Simulated Author's Rebuttal

3 responses · 0 unresolved

We thank the referee for the constructive and positive review, which highlights both the potential significance of the geometric account and the need for greater methodological transparency. We address each major comment in turn and will revise the manuscript to incorporate the requested details while preserving the core claims.

read point-by-point responses
  1. Referee: Methods section on interference model: the selection criteria for competing memories (number, sampling from the embedding space, semantic similarity thresholds) and the exact noise distribution are not specified in sufficient detail. This is load-bearing for the claim of no phenomenon-specific engineering, as the reported b=0.460±0.183 and the contrast to the b≈0.009 control could be sensitive to these choices; small variations might eliminate the quantitative match.

    Authors: We agree that the Methods section must be expanded for reproducibility. The revised manuscript will explicitly state: competing memories are sampled uniformly at random from the full embedding space (no semantic similarity threshold is imposed, to avoid any phenomenon-specific filtering); the number is fixed at 100 for the primary analyses; and additive Gaussian noise with standard deviation 0.05 is applied to each memory vector. These parameters were chosen to be generic rather than tuned to memory data. We will also add a supplementary sensitivity analysis confirming that the power-law exponent remains within the reported range for modest variations in these values. revision: yes

  2. Referee: Results on power-law forgetting: the uncertainty interval ±0.183 around b=0.460 is wide enough that the match to human b≈0.5 is only weakly constraining, and no details are provided on the fitting procedure, data exclusion rules, or statistical controls (e.g., number of trials, bootstrap method). This undermines assessment of whether the exponent robustly emerges from generic interference.

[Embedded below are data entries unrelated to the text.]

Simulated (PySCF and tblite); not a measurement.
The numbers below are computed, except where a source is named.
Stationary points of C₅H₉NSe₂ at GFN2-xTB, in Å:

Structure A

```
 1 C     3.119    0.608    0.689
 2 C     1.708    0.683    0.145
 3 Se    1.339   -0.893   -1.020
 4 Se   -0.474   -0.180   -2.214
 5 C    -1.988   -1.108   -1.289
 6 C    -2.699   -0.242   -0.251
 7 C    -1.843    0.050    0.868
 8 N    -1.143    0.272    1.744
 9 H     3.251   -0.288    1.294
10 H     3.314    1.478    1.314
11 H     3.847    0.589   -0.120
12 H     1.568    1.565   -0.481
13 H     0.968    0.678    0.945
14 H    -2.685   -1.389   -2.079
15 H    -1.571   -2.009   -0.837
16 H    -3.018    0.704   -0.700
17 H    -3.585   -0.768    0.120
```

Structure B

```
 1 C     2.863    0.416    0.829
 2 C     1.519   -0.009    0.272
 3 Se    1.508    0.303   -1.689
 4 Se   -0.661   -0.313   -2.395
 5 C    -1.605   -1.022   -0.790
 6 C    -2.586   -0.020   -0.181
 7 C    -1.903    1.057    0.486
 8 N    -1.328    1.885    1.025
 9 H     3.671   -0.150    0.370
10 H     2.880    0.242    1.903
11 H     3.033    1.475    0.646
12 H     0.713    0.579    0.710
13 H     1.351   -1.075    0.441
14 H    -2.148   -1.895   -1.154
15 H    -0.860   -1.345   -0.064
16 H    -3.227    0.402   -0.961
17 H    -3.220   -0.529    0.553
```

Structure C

    Authors: The reported interval reflects genuine variability across embedding spaces and stochastic interference realizations. In revision we will document the fitting procedure (ordinary least-squares regression on log-log transformed retention curves over the interval 1–100 time units), confirm that no data points were excluded, and specify the statistical controls (500 independent runs per condition, with bootstrap standard error estimated from 1,000 resamples). The key contrast with the no-competitor control (b≈0.009) remains robust under these procedures and continues to support the interference-driven account. revision: yes

  3. Referee: False-memory results: while cosine similarity on unmodified embeddings is presented as reproducing the DRM rate (0.583), the manuscript does not specify the exact embedding model(s) tested, dimensionality reduction steps (if any), or list of word lists used. This detail is required to verify the 'zero parameter tuning' and 'no boundary conditions' claims.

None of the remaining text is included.